Suppose N is a normal subgroup of G and H is a subgroup of G, and G is the semi-direct product of N and H.

Then is there a nice way to prove that N(and)H = {1}

Thanks.

Printable View

- Aug 28th 2013, 09:43 PMakarimiSemi-Direct product proof
Suppose N is a normal subgroup of G and H is a subgroup of G, and G is the semi-direct product of N and H.

Then is there a nice way to prove that N(and)H = {1}

Thanks. - Aug 28th 2013, 09:48 PMDrexel28Re: Semi-Direct product proof
I'm confused by your question. I'm going to assume by your wording that you're considering groups of the form $\displaystyle G=N\rtimes_\varphi H$? Then, we identify $\displaystyle N$ with $\displaystyle N\times\{1\}$ inside $\displaystyle N\times H$ and similarly for $\displaystyle H$. In this context, your question should be easily solved.
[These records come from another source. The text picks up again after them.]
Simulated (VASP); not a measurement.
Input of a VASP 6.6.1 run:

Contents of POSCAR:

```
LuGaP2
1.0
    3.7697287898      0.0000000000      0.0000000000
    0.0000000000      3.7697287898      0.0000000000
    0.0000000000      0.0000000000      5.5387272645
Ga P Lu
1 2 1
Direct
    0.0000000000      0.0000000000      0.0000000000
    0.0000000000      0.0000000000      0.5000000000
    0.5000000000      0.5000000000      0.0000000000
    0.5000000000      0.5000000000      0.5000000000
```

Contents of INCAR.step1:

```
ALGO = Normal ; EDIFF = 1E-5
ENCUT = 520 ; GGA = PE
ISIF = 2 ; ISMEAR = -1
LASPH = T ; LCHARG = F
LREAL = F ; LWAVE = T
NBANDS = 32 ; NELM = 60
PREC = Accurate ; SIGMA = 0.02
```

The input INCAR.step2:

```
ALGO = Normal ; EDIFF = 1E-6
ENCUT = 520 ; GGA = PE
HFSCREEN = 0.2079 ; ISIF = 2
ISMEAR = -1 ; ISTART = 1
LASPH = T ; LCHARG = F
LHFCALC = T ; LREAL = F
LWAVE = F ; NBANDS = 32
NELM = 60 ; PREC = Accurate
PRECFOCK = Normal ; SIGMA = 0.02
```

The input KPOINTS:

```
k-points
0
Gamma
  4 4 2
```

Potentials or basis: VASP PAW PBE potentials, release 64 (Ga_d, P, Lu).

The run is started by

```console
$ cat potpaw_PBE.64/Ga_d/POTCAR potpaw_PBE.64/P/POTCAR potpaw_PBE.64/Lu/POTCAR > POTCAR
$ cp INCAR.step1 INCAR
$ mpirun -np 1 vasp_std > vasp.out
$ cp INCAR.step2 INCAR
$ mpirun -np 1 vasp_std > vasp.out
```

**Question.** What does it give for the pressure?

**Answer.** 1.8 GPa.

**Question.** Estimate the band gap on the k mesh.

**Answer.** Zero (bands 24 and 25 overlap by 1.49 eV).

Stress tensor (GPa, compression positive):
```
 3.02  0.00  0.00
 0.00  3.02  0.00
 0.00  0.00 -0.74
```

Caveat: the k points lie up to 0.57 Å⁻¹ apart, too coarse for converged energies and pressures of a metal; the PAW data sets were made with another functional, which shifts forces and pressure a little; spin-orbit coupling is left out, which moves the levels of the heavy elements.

If this is not what you mean, could you please elaborate? - Aug 28th 2013, 10:07 PMakarimiRe: Semi-Direct product proof
Hmm I'm not sure if it's the same as what you're saying but it could just be my lack of knowledge, this is my first time reading about semi-direct products but I have yet to see their connection to cross products.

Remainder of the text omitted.